Fully Looped Transformer stabilizes training through 12 iterations
Researchers propose Fully Looped Transformer, a parameter-free architecture modification that stabilizes training for models that reuse Transformer blocks up to 12 times, delivering 13.2% better downstream performance.
Fully Looped Transformer is a training-stability technique that enables models to reuse the same Transformer blocks up to 12 loop iterations without collapsing, according to a preprint posted to arXiv on May 20, 2026. The approach addresses a longstanding problem with Looped Transformers — architectures that trade compute for performance by iteratively applying the same weights — which have historically suffered training instability as loop counts rise. The paper identifies two root causes: gradient oscillation and residual explosion.
Looped Transformers offer a compelling alternative to scaling by parameter count. Instead of building bigger models, they run the same Transformer blocks multiple times, trading additional computation for improved performance without increasing the parameter budget or context length. Because the number of loop iterations can be adjusted at inference, they also provide a natural mechanism for balancing performance against test-time compute. That flexibility makes them attractive for practitioners running models locally, where memory constraints often matter more than raw FLOPs. The catch has been training stability — push the loop count too high, and the model collapses.

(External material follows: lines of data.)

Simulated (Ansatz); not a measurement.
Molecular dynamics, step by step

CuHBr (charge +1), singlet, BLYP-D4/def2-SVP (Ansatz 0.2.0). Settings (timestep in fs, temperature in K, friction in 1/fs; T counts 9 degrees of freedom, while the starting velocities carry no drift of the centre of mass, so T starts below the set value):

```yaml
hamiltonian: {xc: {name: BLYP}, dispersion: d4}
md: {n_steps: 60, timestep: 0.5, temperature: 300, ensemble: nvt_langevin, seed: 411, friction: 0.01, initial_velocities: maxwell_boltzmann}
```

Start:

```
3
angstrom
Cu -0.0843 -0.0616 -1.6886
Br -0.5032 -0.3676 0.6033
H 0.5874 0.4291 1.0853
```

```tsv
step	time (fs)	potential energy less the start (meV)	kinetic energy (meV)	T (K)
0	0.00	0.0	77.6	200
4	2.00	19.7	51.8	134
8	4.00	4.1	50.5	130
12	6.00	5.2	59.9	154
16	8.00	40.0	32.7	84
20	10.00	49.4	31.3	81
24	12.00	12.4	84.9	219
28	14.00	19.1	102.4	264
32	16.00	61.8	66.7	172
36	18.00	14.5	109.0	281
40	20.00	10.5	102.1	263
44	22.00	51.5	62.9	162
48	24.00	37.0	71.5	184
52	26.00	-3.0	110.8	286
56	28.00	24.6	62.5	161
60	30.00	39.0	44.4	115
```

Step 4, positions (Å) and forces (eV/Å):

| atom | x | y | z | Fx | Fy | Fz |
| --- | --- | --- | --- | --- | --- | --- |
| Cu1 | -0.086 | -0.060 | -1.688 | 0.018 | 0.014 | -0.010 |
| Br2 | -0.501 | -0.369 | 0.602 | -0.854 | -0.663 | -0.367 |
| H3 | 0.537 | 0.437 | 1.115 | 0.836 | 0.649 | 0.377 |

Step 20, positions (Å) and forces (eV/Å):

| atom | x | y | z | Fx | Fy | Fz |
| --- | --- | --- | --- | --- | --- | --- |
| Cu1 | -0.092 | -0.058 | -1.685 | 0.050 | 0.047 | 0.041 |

The fix introduces two parameter-free modifications. Fully Looped Architecture distributes inter-loop signals across all layers to prevent residual values from exploding. Attention Injection reuses the existing attention block to suppress gradient oscillation. Together, these changes let the model train stably at 12 iterations, a regime where baseline looped models fail. In milder settings where standard Looped Transformers remain stable, Fully Looped Transformer still improves average downstream-task performance by up to 13.2 percent. A single set of weights can be run with fewer loop iterations on constrained hardware or pushed to higher iteration counts when more compute is available, mirroring the broader trend in open-weight models toward runtime configurability.